Make sweatshops history!

Submitted by Anon on 5 June, 2005 - 3:21

A month before the big Make Poverty History demonstration in Edinburgh on 2 July, the movement has been hit by a row about the wristbands it sells, for people to wear to show support, being made in non-union, low-wage, sweatshops.

This fact was revealed in Solidarity (3/67) as long ago as February, but has now been highlighted in the Independent and the Guardian on 30 May. An audit requested by Oxfam, Christian Aid, and Cafod, three charities within the Make Poverty History coalition which had ordered silicon wristbands from Chinese factories in order to raise funds by selling them, has found (according to the Guardian) that:

“Tat Shing Rubber Manufacturing Company, in Shenzhen, near Hong Kong, was accused of ‘forced labour’ because employees were obliged to provide a deposit against future possible breakages of machinery. It was also accused of poor health and safety provision. Tat Shing supplied 120,000 wristbands to Cafod.

“An audit report on Fuzhou Xing Chun Trade Company, in Fujian province, said workers were paid below the local minimum hourly wage of 2.39 yuan (16p), to as low as 1.39 yuan (9p). They were insufficiently rewarded for overtime work, had no paid annual leave and suffered pay deductions for disciplinary reasons”.

Despite charities like Oxfam making a justified fuss about, for example, 2004 Olympics clothing being manufactured in sweatshops, they still haven’t got the message about the centrality of workers’ rights.

The wristband scandal is not a one-off. In March Oxfam terminated a deal with Starbucks. There was a row about whether the decision was due to a campaign by Islamist groups against Starbucks (as distinct from other anti-union coffee-shop chains) because its boss is a “Zionist”, or (as Oxfam claimed) just part of a general review of operations - but neither the Islamists nor Oxfam said that Starbucks anti-union policy disqualified it straight off.

If workers’ rights are just one good cause among many, then maybe ignoring them for the sake of something which is going to raise money for another good cause seems sensible. In fact, for any serious strategy of solidarity against poverty, workers’ rights are central.

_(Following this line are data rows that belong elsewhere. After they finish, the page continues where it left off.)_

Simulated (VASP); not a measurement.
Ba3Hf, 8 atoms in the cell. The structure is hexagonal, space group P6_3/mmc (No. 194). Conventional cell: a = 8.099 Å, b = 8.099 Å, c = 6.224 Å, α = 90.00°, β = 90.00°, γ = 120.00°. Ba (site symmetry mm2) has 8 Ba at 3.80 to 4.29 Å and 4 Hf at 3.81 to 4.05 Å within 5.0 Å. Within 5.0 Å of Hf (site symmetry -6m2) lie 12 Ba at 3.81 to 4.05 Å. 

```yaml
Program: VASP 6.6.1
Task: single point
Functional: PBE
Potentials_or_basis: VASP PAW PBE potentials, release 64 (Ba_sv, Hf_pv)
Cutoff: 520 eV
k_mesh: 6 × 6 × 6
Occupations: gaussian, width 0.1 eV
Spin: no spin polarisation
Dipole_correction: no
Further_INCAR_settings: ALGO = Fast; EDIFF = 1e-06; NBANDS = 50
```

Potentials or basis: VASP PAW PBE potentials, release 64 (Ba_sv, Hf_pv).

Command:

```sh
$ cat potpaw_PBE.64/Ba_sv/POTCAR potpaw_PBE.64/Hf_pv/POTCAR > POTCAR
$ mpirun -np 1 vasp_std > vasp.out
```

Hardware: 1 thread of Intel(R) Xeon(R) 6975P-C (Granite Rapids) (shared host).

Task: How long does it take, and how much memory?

Poverty has never been and will never be ended by charity hand-outs. Poor people win their rights - including their right to escape poverty - only when they are organised and strong enough to claim and hold those rights.

In many of the world’s poor countries - Indonesia and Haiti, Sri Lanka and Nigeria, Mexico and Iraq, Algeria and Colombia - trade unions exist and fight. In China, Iran, and elsewhere, independent unions are illegal, but a continuing ferment of working-class action shows that underground organisations must exist.

Where trade unions get strong enough they can link up with peasant and unemployed movements, spawn working-class political parties, and help mobilise all the oppressed. And the workers in the big industries have the central strategic power in that mobilisation of the oppressed. They have their hands on the productive wealth of society. They can cut the life-blood flow of profits to the rich.

There is a vast amount of work to be done to support those workers’ movements, especially their more combative and democratic elements. When capital spreads and moves all over the world faster than ever, workers and trade-unionists have to network internationally too.

The No Sweat campaign has organised meetings, tours, and fund-raising for militant union leaders from Indonesia, Mexico, Haiti, and Iraq. With more support and resources, it can and should do much more.

That is why we will be in Scotland with No Sweat, in the protests from 2 July onwards focused on the G8 summit at Gleneagles, arguing and agitating for workers’ rights and workers’ struggles to be our central focus in the fight against poverty and against the warmongering, profit-squeezing G8 leaders.

By demonstrating in Edinburgh on 2 July, the Make Poverty History (MPH) coalition hopes to put pressure on the meeting of the G8 (the world’s eight most powerful government) due to start soon afterwards. MPH demands more aid to poor countries, with fewer strings; more debt relief; and fairer trade rules (fewer obstacles to poor-country imports into rich countries, and more scope for poor countries to protect their own industries).

All that is good. But if the issue of workers’ rights is shelved in favour of general “good works” and remonstrating with the rich to go easier with the poor, then the campaign becomes a train without an engine, a ship without a sail.